TrustGraph Metrics API
This API provides access to TrustGraph system metrics through a Prometheus proxy endpoint. It allows authenticated access to monitoring and observability data from the TrustGraph system components.
Overview
The Metrics API is implemented as a proxy to a Prometheus metrics server, providing:
- System performance metrics
- Service health information
- Resource utilization data
- Request/response statistics
- Error rates and latency metrics
Authentication
All metrics endpoints require Bearer token authentication:
Authorization: Bearer <your-api-token>
Unauthorized requests return HTTP 401.
Endpoint
Base Path: /api/metrics
Method: GET
Description: Proxies requests to the underlying Prometheus API
Usage Examples
Query Current Metrics
# Get all available metrics
curl -H "Authorization: Bearer your-token" \
"http://api-gateway:8080/api/metrics/query?query=up"
# Get specific metric with time range
curl -H "Authorization: Bearer your-token" \
"http://api-gateway:8080/api/metrics/query_range?query=cpu_usage&start=1640995200&end=1640998800&step=60"
# Get metric metadata
curl -H "Authorization: Bearer your-token" \
"http://api-gateway:8080/api/metrics/metadata"
Common Prometheus API Endpoints
The metrics API supports all standard Prometheus API endpoints:
Instant Queries
GET /api/metrics/query?query=<prometheus_query>
Range Queries
GET /api/metrics/query_range?query=<query>&start=<timestamp>&end=<timestamp>&step=<duration>
Metadata
GET /api/metrics/metadata
GET /api/metrics/metadata?metric=<metric_name>
Series
GET /api/metrics/series?match[]=<series_selector>
Label Values
GET /api/metrics/label/<label_name>/values
Targets
GET /api/metrics/targets
Example Queries
System Health
# Check if services are up
curl -H "Authorization: Bearer token" \
"http://api-gateway:8080/api/metrics/query?query=up"
# Get service uptime
curl -H "Authorization: Bearer token" \
"http://api-gateway:8080/api/metrics/query?query=time()-process_start_time_seconds"
Performance Metrics
# CPU usage
curl -H "Authorization: Bearer token" \
"http://api-gateway:8080/api/metrics/query?query=rate(cpu_seconds_total[5m])"
# Memory usage
curl -H "Authorization: Bearer token" \
"http://api-gateway:8080/api/metrics/query?query=process_resident_memory_bytes"
# Request rate
curl -H "Authorization: Bearer token" \
"http://api-gateway:8080/api/metrics/query?query=rate(http_requests_total[5m])"
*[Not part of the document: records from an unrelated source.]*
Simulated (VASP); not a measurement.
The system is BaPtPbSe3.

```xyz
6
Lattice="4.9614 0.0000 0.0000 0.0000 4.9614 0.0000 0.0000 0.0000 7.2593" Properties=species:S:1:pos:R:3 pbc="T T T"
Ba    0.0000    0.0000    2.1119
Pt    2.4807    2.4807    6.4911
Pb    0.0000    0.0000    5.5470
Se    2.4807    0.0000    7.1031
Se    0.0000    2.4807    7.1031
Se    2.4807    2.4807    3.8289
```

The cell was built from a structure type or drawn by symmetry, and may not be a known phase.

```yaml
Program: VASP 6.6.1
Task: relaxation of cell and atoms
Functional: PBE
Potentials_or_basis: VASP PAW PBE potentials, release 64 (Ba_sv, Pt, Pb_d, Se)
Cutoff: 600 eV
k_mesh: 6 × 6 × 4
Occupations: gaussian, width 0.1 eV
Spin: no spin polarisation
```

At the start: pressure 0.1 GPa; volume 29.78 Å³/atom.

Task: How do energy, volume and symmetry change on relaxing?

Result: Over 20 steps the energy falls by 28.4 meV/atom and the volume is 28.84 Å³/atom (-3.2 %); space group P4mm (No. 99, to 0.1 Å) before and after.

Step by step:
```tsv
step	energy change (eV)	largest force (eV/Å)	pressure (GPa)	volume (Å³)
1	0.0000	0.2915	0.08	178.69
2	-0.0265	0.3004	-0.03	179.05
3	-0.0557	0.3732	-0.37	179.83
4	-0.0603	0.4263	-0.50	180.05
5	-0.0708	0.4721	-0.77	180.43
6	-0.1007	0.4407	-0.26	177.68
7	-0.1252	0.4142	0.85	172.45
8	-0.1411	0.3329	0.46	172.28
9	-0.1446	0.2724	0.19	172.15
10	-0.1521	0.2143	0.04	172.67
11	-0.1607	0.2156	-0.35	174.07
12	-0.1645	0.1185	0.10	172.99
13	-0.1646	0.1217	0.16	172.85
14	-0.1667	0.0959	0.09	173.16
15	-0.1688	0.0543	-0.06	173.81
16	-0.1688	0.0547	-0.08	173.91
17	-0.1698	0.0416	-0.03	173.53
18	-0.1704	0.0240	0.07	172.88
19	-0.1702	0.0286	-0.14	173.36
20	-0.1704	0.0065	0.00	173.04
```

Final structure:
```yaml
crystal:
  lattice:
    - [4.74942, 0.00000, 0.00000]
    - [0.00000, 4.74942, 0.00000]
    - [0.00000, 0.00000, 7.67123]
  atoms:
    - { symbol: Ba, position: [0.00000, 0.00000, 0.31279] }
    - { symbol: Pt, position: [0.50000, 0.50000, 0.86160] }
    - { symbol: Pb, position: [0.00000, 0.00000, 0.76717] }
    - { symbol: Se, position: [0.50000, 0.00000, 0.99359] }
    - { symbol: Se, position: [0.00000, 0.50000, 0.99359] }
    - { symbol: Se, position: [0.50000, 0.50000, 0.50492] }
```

TrustGraph-Specific Metrics
# Document processing rate
curl -H "Authorization: Bearer token" \
"http://api-gateway:8080/api/metrics/query?query=rate(trustgraph_documents_processed_total[5m])"
# Knowledge graph size
curl -H "Authorization: Bearer token" \
"http://api-gateway:8080/api/metrics/query?query=trustgraph_triples_count"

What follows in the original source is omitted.